Link Global Technologies, a Bitcoin (BTC) mining company listed on the Canadian Securities Exchange, is facing major potential penalties for operating unauthorized power plants in the province of Alberta.

The Alberta Utilities Commission (AUC), the province’s power utility regulator, issued Sept. 24 another enforcement submission against Link Global, with enforcement staff recommending several penalties for violations of Alberta’s legislative requirements.

According to a document shared with Cointelegraph, the AUC’s enforcement staff recommended that Link Global should pay an economic disgorgement of about 2 million Canadian dollars (CAD) ($1.6 million) for financial gains from the unlawful electricity generation.

The regulator is seeking over 5 million CAD ($4 million) from Link Global’s Bitcoin mining operations, based on the AUC’s calculations of Link Global’s alleged gross economic benefit for two plants. Additionally, the AUC is seeking an additional 81,000 CAD ($64,000) in two administrative penalties.

According to the document, the AUC estimated Link Global’s economic benefit based on the “more conservative generation rate of 1.2 Bitcoins per day” and “the more conservative of 95,000 TH of computing power versus 10 MW.” The authority noted that Link Global’s revenue source is mainly based on hosting or selling electricity to third-party digital asset miners, “with a smaller proportion of revenue coming from self-mining activities.”

“The enforcement staff report and recommendations are only part of the information that will be assessed and considered by the AUC tribunal panel of Commission members,” a spokesperson for the AUC told Cointelegraph. Link Global has received an extension to Oct. 14, 2021, as the deadline for filing its response. “All of this information will be considered at an oral hearing before a final ruling is issued. The date of this hearing has not yet been scheduled,” the representative said.

Following the AUC’s submission, Link Global CEO Stephen Jenkins subsequently issued a statement on Sept. 30, stating that the company has acknowledged wrongdoing and has been working hard to rectify mistakes:

“Our business works to respect the laws, the people and the environment, and we believe that our submission to the AUC will make this apparent. […] I apologize to our shareholders who do not deserve this. We will work tirelessly to ensure the outcome is positive.”

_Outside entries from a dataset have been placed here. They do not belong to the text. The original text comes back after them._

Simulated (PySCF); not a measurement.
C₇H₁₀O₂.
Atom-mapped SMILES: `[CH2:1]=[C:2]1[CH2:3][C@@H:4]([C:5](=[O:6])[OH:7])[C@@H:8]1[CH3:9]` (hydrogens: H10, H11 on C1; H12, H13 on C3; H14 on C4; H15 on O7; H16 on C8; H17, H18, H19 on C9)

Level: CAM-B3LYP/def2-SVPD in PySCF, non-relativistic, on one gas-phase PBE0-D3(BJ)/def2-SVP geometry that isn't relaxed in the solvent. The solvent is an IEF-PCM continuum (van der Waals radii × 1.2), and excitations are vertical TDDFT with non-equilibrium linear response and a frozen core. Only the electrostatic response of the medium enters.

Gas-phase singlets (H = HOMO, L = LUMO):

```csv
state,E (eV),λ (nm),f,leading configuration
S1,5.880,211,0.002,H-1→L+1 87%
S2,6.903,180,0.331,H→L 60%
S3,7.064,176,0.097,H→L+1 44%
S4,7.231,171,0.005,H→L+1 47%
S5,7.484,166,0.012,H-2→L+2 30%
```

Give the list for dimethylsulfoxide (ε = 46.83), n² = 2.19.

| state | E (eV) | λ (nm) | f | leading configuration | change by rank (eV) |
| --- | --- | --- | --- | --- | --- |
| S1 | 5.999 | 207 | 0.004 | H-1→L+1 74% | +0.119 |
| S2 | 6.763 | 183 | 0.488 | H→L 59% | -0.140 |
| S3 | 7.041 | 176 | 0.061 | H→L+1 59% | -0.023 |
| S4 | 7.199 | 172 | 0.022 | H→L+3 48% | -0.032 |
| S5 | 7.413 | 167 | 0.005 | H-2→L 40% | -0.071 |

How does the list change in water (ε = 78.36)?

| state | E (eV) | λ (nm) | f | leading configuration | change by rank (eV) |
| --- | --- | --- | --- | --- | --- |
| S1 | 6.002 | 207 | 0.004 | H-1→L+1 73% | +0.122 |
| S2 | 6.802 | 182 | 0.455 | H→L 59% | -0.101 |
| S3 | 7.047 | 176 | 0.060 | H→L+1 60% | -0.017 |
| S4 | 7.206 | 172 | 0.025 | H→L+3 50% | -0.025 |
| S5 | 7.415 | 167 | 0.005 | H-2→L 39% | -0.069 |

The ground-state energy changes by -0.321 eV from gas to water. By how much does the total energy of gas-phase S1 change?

Related: Bitcoin mining difficulty surges 31% since July

Link Global did not immediately respond to Cointelegraph’s request for comment.

If applied, the disgorgement would mark only the second disgorgement penalty the AUC had ever levied after approving a 56 million CAD settlement for electricity power generator TransAlta Corporation back in 2015.

As previously reported, the AUC initially asked Link Global to shut down operations in late August after local residents complained about noise from a nearby power plant.